The designers of a Starbucks in Houston just off Brays Bayou, right in the floodplain, said they chose a watertight design instead of lifting it out of the floodplain – a gamble not many Houstonians say they would take.
Completed in 2016, however, it stood up to Harvey admirably.
An article in Texas Architect Magazine looks at how the coffee house survived the flood:
Officials at Bellaire-based architecture firm Boucher Design Group said they first considered plans to lift the building out of the floodplain, using things like stilts, as other buildings and homes located within a floodplain often do to avoid the wet threat.
They said they ultimately rejected the plans as too expensive and too awkward for customers in the end.

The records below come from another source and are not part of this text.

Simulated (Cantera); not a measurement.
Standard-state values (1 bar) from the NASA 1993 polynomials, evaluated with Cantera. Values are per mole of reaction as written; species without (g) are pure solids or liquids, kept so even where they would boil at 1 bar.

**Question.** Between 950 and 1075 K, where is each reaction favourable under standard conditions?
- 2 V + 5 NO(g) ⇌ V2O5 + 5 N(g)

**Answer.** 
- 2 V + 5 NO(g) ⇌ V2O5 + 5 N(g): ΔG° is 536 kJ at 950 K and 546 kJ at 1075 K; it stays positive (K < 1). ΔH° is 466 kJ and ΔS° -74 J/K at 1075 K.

Of course, mindful of its proximity to the Bayou, they knew something had to be done:
“We’ve had three years in a row where we’ve had 500-year flood events: Memorial Day flood 2015, Tax Day 2016, and Hurricane Harvey 2017,” Garrett DeLano, an architect with Boucher Design Group, said in an interview. “I grew up in Southeast Texas. In Ike, 90 percent of my hometown was destroyed.”
Enter 21st century technology applications, with the now-completed architectural feat reportedly achieving watertightness through multi-layered construction, according to Texas Architect.
Constructionists said they used a special membrane wrapped around the building’s exterior multiple times, as well as an exterior constructed of CMU block walls standing almost three-feet above grade.
A final layer of tile and brick attached to the waterproof membrane by self-sealing fasteners allowed the building to have the ‘Starbucks look.’
The building also reportedly utilized waterproofs doors-at $10,000 a piece – with one door to the outside and two to the bathrooms.
It sacrificed an interior space for customers to sit, opting for exterior patio seating instead, and the decision potentially paid for itself after Harvey, when the store didn’t need to file a claim for flood damage:
The only water in the building was a small amount in the bathrooms.
Though, after Harvey, anyone would tell you it probably still isn’t a good idea to build in the floodplain, designs like this one could help protect businesses in Houston from future flooding, keeping out more of the water until the floods subside.